How Universities Support Recombinative Innovation

The importance of recombination is something I’ve touched upon numerous times over the years.  Indeed, research suggests that innovations today are much more likely to apply an existing innovation in new ways than to invent something truly unique.

The study highlights that 40% of all patents submitted throughout the history of the USPTO are refinements of existing works.  What is perhaps most interesting is that the ratio is changing significantly over time.

Truly new concepts seemed to grow exponentially up until around 1870, at which point growth began to slow.  It was at this point that there were enough basic technologies that inventors had plenty of tools to work with in recombining technologies and approaches in new ways.

The power of recombination was then illustrated famously by Martin Weitzman’s classic paper on recombinant growth.  In it, he develops a mathematical model of how an economy might grow.  He defines various fixed factors, such as the tools and buildings an economy contains, but more importantly explores how these fixed items are augmented over time as ideas are combined and recombined into unique applications.

How universities help us recombine

In his latest book, Research Universities, the University of Michigan’s Jason Owen-Smith argues that universities play a crucial role in facilitating this potent form of innovation.  He suggests that many of the most interesting innovations today are the result of existing knowledge and technologies that have probably not been combined before.
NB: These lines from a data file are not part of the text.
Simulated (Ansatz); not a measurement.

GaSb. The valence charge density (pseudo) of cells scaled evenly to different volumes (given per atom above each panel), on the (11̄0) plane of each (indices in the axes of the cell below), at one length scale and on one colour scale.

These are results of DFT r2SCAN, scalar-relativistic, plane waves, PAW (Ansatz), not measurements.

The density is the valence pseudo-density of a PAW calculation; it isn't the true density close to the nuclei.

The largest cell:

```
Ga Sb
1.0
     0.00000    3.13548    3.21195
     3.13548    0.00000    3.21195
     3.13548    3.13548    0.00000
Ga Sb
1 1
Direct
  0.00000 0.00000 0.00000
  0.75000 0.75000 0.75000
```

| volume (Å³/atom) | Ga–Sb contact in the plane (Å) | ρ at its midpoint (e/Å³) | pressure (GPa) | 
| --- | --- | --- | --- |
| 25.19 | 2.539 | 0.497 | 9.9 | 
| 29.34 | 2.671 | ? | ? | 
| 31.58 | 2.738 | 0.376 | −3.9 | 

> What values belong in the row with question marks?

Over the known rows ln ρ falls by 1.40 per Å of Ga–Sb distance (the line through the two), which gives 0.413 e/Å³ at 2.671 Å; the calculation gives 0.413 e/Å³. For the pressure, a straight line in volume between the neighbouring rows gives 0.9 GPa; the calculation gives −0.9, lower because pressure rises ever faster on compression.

“Rarer, atypical combinations are often the source of higher-impact discoveries,” he says.  “Many of those bits come from outside a given organization or must traverse boundaries among separate units within it.”

Universities can be powerful in this sense because they are, if nothing else, huge repositories of knowledge.  It’s what Cesar Hidalgo describe as the bucket of Lego bricks, which when diverse can allow an economy to produce novel things very quickly in response to new opportunities.  Whilst many of these knowledge bricks may be hidden from view in private organizations, they are nearly always available for outsiders to build with when they’re produced by universities.

“Accessible results of prior knowledge work conducted on campus and beyond, as well as the skills of the people working there represent essential set of bricks,” Owen-Smith says.  “Networks that span many fields and units and in institutional bias towards conserving and sharing knowledge mean that few of those bricks are inaccessible when the time comes to find and use them.

Brokering connections

This academic knowledge base is increasingly available, with a number of brokerage tools helping to make it easier than ever to search the literature for potential diamonds in the rough.

Whilst many of these require a human to be in the driving seat, there are also attempts to automate the recombination process.  A recent paper from researchers at Carnegie Mellon University and the Hebrew University of Jerusalem highlights an AI driven approach to mine databases of patents and research papers for ideas that can be recombined into solutions for new problems.

Central to the approach was an attempt to find analogies that connect seemingly disparate methods and problems.  They used crowdsourcing to understand how people form analogies, before using this to train a deep learning algorithm to then mine the intellectual databases for potential innovations.

“After decades of attempts, this is the first time that anyone has gained traction computationally on the analogy problem at scale,” the authors say.

“Once you can search for analogies, you can really crank up the speed of innovation,” they continue. “If you can accelerate the rate of innovation, that solves a lot of other problems downstream.”

Regardless of whether you’re looking for ideas yourself or using technology to help you, the breadth and depth of knowledge produced by universities is undoubtedly fundamental to innovation today.

Indeed, a study published last year found that some 80% of published papers had contributed to at least one patent. What’s more, most of these connections were outside of their core domain, so patents would be registered in a completely different domain to the research article, underlining the power of basic research in driving recombinative innovation.

So, if you want to be innovative, you will benefit greatly from forging closer ties to academia.